Some of my favorite conservative writers, including some of my past & present colleagues, absolutely cannot stand Jonah Goldberg. Lawrence Auster calls him the "animal house conservative." Amongst the good folks at Taki's Magazine, he may very well be the only being in the known universe who might conceivably lose a popularity contest with David Frum. And I've sometimes had the impression that Daniel Larison would issue a thousand-word rebuttal if Goldberg suggested that the Sun rises in the East and sets in the West.
I've never felt that way, myself. I find his stuff consistently (even compulsively) readable and sometimes quite insightful.
So it's with some regret that I must admit that I find his reflections on the Nidal Hasan case about as clear as mud.
Or should that be: as weak as water?
I can't quite decide which cliché to go with, here.
On the one hand, he admits that "there is a powerful case to be made that Islamic extremism is not some fringe phenomenon but part of the mainstream of Islamic life around the world." On the other hand, he worries that "if we act as if 'Islam is the problem,' as some say, we will guarantee that Islam will become the problem..."
But, look, Jonah: if that "powerful case" is right, then it simply isn't up to us to decide, or even influence, whether or not Islam is the problem. All that's up to us is whether or not to recognize the reality that is staring us in the face.
And (here's the real crux) what would it mean to "act as if 'Islam is the problem,' anyway?" Or, as Goldberg asks, "what are the policy implications of this view? That we should take a posture of enmity with over a billion Muslims, including millions of law abiding US citizens?"
Well, in the immortal words of Margaret Thatcher: "No! No! No!"
The policy implications of this view, which have been pointed out a thousand times in certain quarters of the paleo-con sector of the blogosphere, entail precisely the opposite of yet more "enmity with over a billion Muslims."
To wit (for the thousand and first time):
(1) No more wars to make Afghanistan, or Iraq, or anywhere else in the Islamic world, safe for democracy and diversity and feminism and gay rights and so on and so forth.
(2) No more involvement in Israel's struggle to survive in a hostile environment. Sympathy? Sure. But official, taxpayer funded, support? No.

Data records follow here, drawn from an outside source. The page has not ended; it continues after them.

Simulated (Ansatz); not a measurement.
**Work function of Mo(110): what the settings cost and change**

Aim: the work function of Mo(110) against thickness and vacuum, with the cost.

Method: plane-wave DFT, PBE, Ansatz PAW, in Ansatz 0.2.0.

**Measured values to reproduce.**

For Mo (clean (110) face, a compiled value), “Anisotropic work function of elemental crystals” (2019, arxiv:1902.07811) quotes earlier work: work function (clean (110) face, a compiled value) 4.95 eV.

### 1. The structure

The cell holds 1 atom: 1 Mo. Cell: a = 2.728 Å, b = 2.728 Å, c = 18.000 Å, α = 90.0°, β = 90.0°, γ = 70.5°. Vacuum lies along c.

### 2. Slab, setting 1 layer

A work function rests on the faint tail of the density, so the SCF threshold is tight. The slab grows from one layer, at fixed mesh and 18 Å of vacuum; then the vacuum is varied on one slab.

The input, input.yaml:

(3) At the very least, a "when in doubt, don't" approach to immigration from the Islamic world.
(4) Treating believing Muslims in our armed forces with at least the same degree of caution as "white nationalists."
Are there arguments to be made against each of these four "policy implications?" Of course there are. But it's simply absurd to suggest that they involve more, rather than less, of "a posture of enmity with over a billion Muslims" than what we're already stuck with.